Archive for February, 2010

Why should statistics be Open For All?

Sunday, February 21st, 2010

SOFA stands for Statistics Open For All. What does “Open For All” mean and why is it important?

Open For All means:

  • The statistical algorithms used are visible and can be examined by interested users with minimal difficulty (and no Non-Disclosure Agreements required etc).
  • The software is available in the languages users need. At this stage, SOFA Statistics is available in English and has been translated into Galician (largely) and Russian (partially) but the goal is to include as many languages as possible.
  • The program is available without payment (especially important for students and people in developing nations).
  • SOFA Statistics will run on as many computer environments as practical. Currently, only Windows and Ubuntu Linux are supported, but the goal is to add a Mac package ASAP, and possibly some other Linux distributions.
  • The program tries to reduce the amount of prior learning a user has to have to use the package successfully and appropriately. It is not assumed that statistics can be used without thought or any statistical insight, but the goal is to help the user make the right decisions at the right points.

So why does this matter?

  • So students can easily access useful and educational statistical software (no, a spreadsheet doesn’t count 😉 )
  • To allow smaller, or poorly-resourced organisations e.g. non-governmental social service organisations/charities/groups in developing nations etc to conduct basic quantitative research and to generate useful ad hoc and routine reports
  • Because statistical thinking is a fantastic intellectual resource that deserves greater appreciation. It is a shame that the main idea most people have about statistics is “Lies, damned lies, and statistics”.
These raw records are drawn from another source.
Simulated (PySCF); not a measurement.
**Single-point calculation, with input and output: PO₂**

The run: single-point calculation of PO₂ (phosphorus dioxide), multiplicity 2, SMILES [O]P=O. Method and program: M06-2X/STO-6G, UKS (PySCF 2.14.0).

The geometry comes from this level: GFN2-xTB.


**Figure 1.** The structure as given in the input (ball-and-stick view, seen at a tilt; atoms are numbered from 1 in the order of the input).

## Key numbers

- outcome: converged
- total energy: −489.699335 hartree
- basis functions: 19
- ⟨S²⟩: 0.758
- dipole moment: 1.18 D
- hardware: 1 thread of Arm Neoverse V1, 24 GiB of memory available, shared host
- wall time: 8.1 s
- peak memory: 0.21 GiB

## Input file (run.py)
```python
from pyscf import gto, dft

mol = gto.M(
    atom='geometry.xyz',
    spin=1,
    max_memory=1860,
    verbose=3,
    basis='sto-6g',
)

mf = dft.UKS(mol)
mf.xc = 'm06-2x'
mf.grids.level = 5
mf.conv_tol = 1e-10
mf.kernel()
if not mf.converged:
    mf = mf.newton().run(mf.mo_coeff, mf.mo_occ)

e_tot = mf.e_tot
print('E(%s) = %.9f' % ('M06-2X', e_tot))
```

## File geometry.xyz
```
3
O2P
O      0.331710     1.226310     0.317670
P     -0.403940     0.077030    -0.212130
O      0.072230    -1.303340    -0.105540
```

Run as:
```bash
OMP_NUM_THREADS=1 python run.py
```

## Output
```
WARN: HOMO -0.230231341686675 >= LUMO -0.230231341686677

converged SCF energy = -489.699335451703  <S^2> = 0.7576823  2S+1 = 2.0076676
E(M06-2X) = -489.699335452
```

0.9.4 Additional output for 3 tests and numerous important bug fixes

Sunday, February 7th, 2010

0.9.4 is another important release. The new testing regime is identifying and fixing all sorts of quirky bugs, as well as some more significant ones. Please join the discussion group if there are any surviving bugs which are an issue for you (

Here are the new features of this release:

  • Paired t-test output includes a histogram of differences. This makes it easy to assess the normality of the distribution of differences.
    Paired t-test output

    Paired t-test output

  • Kruskal Wallis output now includes a table for each group containing its median, n, min etc.
  • Mann Whitney output now includes medians.
  • If using assistance to select statistical test, the normality help dialog varies according to whether or not paired data is selected. If paired, then two variables must be chosen and the normality of the differences is analysed and displayed.
    Normality of Differences

    Normality of Differences

  • When a cell edit fails validation, the cursor returns to the end of the text if possible, ready to edit immediately. This ends one major interface annoyance.
  • Users receive a useful message if there are no values to report in an analysis e.g. the data is over-filtered.
  • The Chi Square test provides useful messages if too few values in either row or column variables.

The list of bug fixes is quite substantial this time:

  • Independent t-test now works even if using a string variable for grouping.
  • Fixed bug preventing scripts from being run independently of GUI.
  • Fixed bug exporting scripts to the saved scripts file.
  • Fixed minor UI bug which meant the paired option remained visible after the stats selection was back to unguided.
  • Fixed bug that meant if the user moved the mouse away from data being entered the cell editor closed.
  • Fixed bug caused when shifting from one project with a default database engine e.g. MySQL, to another project in which that database is not available. Changing project wipes the stored default database engine.
  • Fixed bug with writing scripts with unicode characters.
  • If unable to calculate kurtosis etc still potentially able to produce rest of results.
  • Chi Square now honours filter values in script version.
  • Projects no longer have problems with new lines in their notes.
  • System copes with faulty project files better.

Development attention will start turning to the following in due course:

  • Mac packaging
  • Making the “results only” and “brief” explanation level settings operational
  • Making more “Help” buttons functional
  • Enabling user-defined missing values
  • Adding an Oracle plug-in
  • Output charting
  • Connecting to on-line educational resources on statistics

How do you feel about the direction being taken? Good? Bad? Any feedback? Please feel free to discuss any aspect of this project at

0.9.3 adds clustered bar charts to Chi Square test

Monday, February 1st, 2010

0.9.3 has nice new graphical output for the Chi Square Test and a few other enhancements. At least as important, however, are all the bug fixes. These are the result of a new pre-release testing process.

Underlying the clustered bar charts is the boomslang library, which provides a simplified interface to common matplotlib charts. What a great idea, and what a great name for a Python library.

Summary of new features in version 0.9.3:

  • Chi Square output includes clustered bar charts to display proportions and frequencies for the two variables selected.
    Chi Square output clustered bar charts

    Chi Square output clustered bar charts

  • Drop-downs default to the most recently used database and table. This recognises that most of the time you are using the same table as you used in the last analysis.
  • More helpful messages if trying to use variables with too many values for Chi Square.

Bug fixes:

  • Fix for Linux users with a 4-digit year date format.
  • Fixed encoding display issue for Windows users.
  • Miscellaneous fixes to the behaviour of the table design dialog. Numerous bugs were flushed out by more extensive user testing before release.
  • The Expand button is disabled if a report runs but not successfully (e.g. returns a warning).
  • The default database and table are saved correctly according to database engine (e.g. MySQL, MS Access etc). This ensures valid projects can always open.